India needs to prepare its youth in the new technology area of Artificial Intelligence (AI), which is bound to have a pervasive impact on people’s lives and their employment prospects in the coming days, Anantha Nageswaran, Chief Economic Advisor to Finance Ministry said on Saturday. 

This is one of the key challenges that the country has to address for attaining its goal of a developed country by 2047.

“We need to prepare the youth for AI, since it is going to burst on us in a very spectacular way in the coming years and it will cause huge dislocations. We need to harness it and guide it in a manner that our youth are able to profit from that. 

That is a huge challenge which  many countries face and India is one of them but our numbers make it that much more important and serious compared to many countries,” Nageswaran said at CII’s Annual Business Summit 2024 in the capital. 

In his address at a plenary titled “Co-Creating the Future Responsibly: The Role of Business”, Nageswaran also emphasized the importance of prioritizing the physical health of the youth cohort besides focusing on AI. He noted that achieving the demographic dividend relies on ensuring the youth are healthy physically, mentally, and emotionally.

“As we aspire to graduate from middle income to an upper income country, we have to reconcile the priorities of economic growth, energy security and energy transition”, he added.

The Chief Economic Advisor also highlighted that India needs to contend with risks to its growth trajectory emanating from a combination of loose financial conditions and the uncertainty around interest rates and US dollar movements. India has to take steps to sustain high levels of growth at a time when  geo-political risks are much higher and there is slowdown in global trade.

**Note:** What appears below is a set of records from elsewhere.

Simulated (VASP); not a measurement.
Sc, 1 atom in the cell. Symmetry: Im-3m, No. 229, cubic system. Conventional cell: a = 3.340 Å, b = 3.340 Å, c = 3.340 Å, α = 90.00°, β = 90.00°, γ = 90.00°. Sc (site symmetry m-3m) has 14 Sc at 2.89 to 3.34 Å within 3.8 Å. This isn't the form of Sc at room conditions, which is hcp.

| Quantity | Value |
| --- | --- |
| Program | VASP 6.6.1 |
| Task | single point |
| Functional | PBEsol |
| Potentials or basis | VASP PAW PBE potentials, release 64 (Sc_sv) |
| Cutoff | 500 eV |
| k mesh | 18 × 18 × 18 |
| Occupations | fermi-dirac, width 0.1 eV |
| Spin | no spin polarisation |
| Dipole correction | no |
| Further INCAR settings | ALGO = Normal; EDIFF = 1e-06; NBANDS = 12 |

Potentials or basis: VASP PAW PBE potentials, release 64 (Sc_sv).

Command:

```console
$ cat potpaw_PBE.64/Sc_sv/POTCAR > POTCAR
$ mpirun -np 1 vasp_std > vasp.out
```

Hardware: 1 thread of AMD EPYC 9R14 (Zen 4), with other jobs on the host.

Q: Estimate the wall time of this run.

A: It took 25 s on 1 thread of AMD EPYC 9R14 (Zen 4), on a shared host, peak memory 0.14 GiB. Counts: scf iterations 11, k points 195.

“Global financial stability is an important risk factor we have to face in the coming years. It is a risk factor that has not yet played out which we need to factor in given our own state of market valuation in India”, he said.

Nageswaran expressed confidence that the employment generation challenge in the country will largely get addressed in the coming years on the back of better physical, digital infrastructure and improved balance sheets of banks. However, there is still work to be done on skilling and employability, he added.

On manufacturing, Nageswaran said there  is an opportunity and a need for raising the share of manufacturing in the economy and the consequent generation of low and semi-skilled jobs, apart from facilitating overall employment generation.

Job opportunities

On the issue of employment, Nageswaran said that the quantity of youth covered by India’s education system is no more a challenge, but learning outcomes are.

The Centre had, in March this year, approved an AI mission with a budget outlay of ₹10,372 crore for the next five years. 

Under this mission, government will among other things allocate funds towards subsidising private companies looking to set up artificial intelligence computing capacity in the country and also allocate seed funding for start-ups in the sector.